Tag Archives: austerlitz sebald

Truth

As my last, incredulous post shows, our novel teacher this year actually understands genre writing. This is fab. I had somehow thought that it would bleed into her selections for our reading list, too (that I wouldn’t be stuck trying to apply the techniques Sebald uses in Austerlitz to my romance novel).

Silly me. Studying genre fiction? In a serious writing course? Not even RMIT would go there.

Still, before I had been disabused of my optimism, I approached Peter Temple’s Truth thinking, “Here’s a crime novel! I suspect I have a lot of interesting things to learn from the genre, that’s applicable to my writing! I suspect it will be an engaging, invigorating read!”

Here’s the opening line:

On the Westgate Bridge, behind them a flat in Altona, a dead woman, a girl really, dirty hair, dyed red, pale roots, she was stabbed too many times to count, stomach, chest, back, face.

Before you assume it’s the violence – it’s not. It’s the fact that it took me a good couple of minutes in real time to figure out what the hell it meant. They were on the Westgate Bridge, but somehow Altona was behind them? Behind figuratively? Are they in front of the flat, but mentally on the Westgate Bridge? Has the woman maybe jumped off the Bridge but the Altona flat, her home, is there with them as a non-physical factor?

WTF?

So far, I hate this book. The dialogue makes no sense, the not-dialogue is overly wordy – which my writing is, too, to be fair – but in a “these are just the facts, I draw no conclusions” kind of way. It fells very, very male, if that’s a fair thing to say. (It’s probably not.)

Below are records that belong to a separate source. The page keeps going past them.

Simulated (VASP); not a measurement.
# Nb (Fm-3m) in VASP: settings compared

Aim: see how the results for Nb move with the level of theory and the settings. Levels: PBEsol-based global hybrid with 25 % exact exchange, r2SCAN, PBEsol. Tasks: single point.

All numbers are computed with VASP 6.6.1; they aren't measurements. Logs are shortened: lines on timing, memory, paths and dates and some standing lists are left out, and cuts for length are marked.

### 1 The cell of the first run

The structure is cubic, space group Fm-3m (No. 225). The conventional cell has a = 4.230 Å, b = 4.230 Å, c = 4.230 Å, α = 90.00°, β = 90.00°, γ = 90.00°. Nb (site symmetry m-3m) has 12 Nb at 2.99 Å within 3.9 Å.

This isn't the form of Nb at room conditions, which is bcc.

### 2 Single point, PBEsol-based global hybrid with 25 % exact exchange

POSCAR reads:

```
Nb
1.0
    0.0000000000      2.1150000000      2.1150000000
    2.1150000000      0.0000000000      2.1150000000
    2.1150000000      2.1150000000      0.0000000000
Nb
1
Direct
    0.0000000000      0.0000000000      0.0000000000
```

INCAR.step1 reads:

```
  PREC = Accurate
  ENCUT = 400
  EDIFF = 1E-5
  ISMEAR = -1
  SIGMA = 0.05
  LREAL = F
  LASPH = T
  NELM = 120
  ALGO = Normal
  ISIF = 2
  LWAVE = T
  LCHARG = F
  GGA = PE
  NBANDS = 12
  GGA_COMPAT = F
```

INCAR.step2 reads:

I assume I don’t understand the pace and rhythm of the genre. This is, most likely, what someone would feel like stumbling on a romance novel for the first time, if love wasn’t really their thing.

But honestly, would it be too much to study just one genre novel in the year? Considering the percentage of genre to literary writers in the class is more like 50, that seems more than fair.